|
Metadata Home > Decisions and Best Practices
Coding set (i.e. collection) identification
The MSG resolved to avoid semantically loaded terms, and agreed to use "set"
rather than "collection" to describe the various types of aggregated materials.
- Sets can consist of the following:
- Materials purchased from a vendor as concrete units
- Materials created by the Library (or faculty projects) as concrete
units
- Materials brought together by the Library as being usefully related
but not inherently related to each other
- Materials inherently related to each other by their bibliographic nature
are considered series (i.e. electronic texts bearing a series statement)

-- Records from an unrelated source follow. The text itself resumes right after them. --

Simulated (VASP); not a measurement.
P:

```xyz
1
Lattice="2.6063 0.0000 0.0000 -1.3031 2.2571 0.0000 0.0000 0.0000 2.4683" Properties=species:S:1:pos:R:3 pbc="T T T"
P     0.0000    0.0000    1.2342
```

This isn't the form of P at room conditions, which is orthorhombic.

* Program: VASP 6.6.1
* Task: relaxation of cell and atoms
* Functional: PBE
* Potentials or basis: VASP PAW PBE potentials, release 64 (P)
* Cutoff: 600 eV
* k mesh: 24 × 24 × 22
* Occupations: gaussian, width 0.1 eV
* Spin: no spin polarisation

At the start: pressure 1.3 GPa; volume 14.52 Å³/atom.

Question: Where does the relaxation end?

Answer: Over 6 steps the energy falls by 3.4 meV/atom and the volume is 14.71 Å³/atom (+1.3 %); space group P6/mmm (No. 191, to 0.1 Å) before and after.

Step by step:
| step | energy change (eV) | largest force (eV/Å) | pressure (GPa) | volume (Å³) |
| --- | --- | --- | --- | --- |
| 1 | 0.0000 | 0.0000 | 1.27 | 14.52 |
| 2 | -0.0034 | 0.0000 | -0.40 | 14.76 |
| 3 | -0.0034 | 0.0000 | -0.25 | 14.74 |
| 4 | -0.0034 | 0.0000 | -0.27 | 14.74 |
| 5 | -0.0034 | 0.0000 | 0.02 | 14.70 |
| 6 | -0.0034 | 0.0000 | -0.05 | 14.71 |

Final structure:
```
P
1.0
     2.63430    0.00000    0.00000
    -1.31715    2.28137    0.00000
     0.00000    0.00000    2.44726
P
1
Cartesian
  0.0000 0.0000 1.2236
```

- The set code only serves to link the individual object back to the collection
object. There is no hierarchical relationship implied in the <set>
elements. All hierarchy will be assumed by the collection objects.
| DescMeta |
<surrogate>
<set code="UVA-LIB-ArtArchit"/>
</surrogate>
|
| GDMS |
<gdmshead>
<filedesc>
<setstmt>
<set code="UVA-LIB-ArtArchit"/>
</setstmt>
</filedesc>
</gdmshead> |
| TEI |
<filedesc>
<seriesStmt>
<title level="s">University of Virginia, Modern English collection</title>
<idno type="uva-set">UVA-LIB-ModEngl</set>
</seriesStmt>
</filedesc> |
Set code conventions
- Set codes will begin with UVA-LIB for any sets created or collected by
the Library. This includes faculty projects that have been selected and
collected by the Library.
- For vendor collections, set codes will begin with standard abbreviations
in all caps (i.e. SI-SAAM for the Smithsonian Institute, Smithsonian American
Art Museum )
- For the remainder of the set code, abbreviations should be pulled, where
possible, from the standardized list, The List of Title Word Abbreviations
(following the ISO 4 standard, Rules for the abbreviation of title words
and titles of publications) and follow their abbreviation conventions
without following their punctuation or capitalization rules.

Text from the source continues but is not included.